Neha Chopade, Puja Chopade and Pranav Somu earn U.S. patent

MADISON – As eighth-graders, Neha Chopade, Puja Chopade and Pranav Somu claimed first place in the 2018-2019 eCybermission Nationals. After more research, they refined their innovation in food packaging and have received a U.S. patent.

eCybermission is a web-based STEM initiative that the U.S. Army sponsors. The U.S. Army Educational Outreach Program or AEOP has sponsored eCybermission for 17 years. The National Science Teachers Association administers the program. eCybermission encourages students in grades 6-9 to solve real-world problems in their local communities.

The Madison team, dubbed “Antastic Acids,” received a $5,000 STEM-in-action grant from AEOP to continue their research into ninth grade, parent coach Beena Chopade said. “Using the grant, the team refined their invention and filed for a patent in February 2020.

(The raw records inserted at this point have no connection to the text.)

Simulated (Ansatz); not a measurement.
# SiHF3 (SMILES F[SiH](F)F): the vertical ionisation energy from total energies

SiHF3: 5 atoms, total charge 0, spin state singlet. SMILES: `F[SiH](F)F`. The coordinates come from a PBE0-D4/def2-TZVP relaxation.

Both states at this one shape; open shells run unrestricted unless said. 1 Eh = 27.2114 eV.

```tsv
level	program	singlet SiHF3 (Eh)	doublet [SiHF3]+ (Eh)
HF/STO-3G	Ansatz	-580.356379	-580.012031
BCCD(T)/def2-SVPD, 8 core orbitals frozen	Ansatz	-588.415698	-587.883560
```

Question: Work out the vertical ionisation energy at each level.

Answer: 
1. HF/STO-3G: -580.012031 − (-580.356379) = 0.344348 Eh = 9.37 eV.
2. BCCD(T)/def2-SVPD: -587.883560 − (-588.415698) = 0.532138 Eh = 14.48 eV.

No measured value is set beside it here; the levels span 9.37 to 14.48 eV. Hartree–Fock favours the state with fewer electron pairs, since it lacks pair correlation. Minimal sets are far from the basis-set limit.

Their research identified an efficient process for recycling multilayer packages, widely used in food packaging, for example, to bag potato chips and cookies. The process separates individual layers to recover components. “Currently, a commercially viable solution for recycling does not exist for the ubiquitously used packaging. Their patent was granted in August 2021,” Beena said.

“The patented process allows ‘Newcycle’ of each chip bag components in their original form. Patenting the process is the first step towards commercialization,” Beena said. “Interested industry partners can license the process for potential commercial applications.”

Antastic Acids’ project abstract states that the new packaging is a boon for the food industry. It allows long shelf-life and maintains original flavors and freshness,” Beena said.

In 2017, the public produced about 80 million tons of plastic waste, but consumers recycled less than 10 percent. “Our innovative solution involves separating individual layers so each component can be ‘newcycled’ in its original form,” Beena said.

Antastic Acids tested solvents to find an inexpensive, harmless solvent and optimized processing conditions for recovery of the valuable components in their pure form. Their patent abstract said their process recovers aluminum from multilayered packaging.

The team tested with STEM principles:

* Science — Studied solvents to find the top 12 to test.

* Technology – Accelerated project with tools like Microsoft Excel and Minitab Software.

* Engineering – Built a fume hood with available materials.

* Mathematics – Diluted solvents with water for target concentrations.

Dr. Shubham Chopade served as Subject Matter Expert.

Twins Neha Chopade and Puja Chopade attend Bob Jones High School. Pranav Somu is a James Clemens High School student.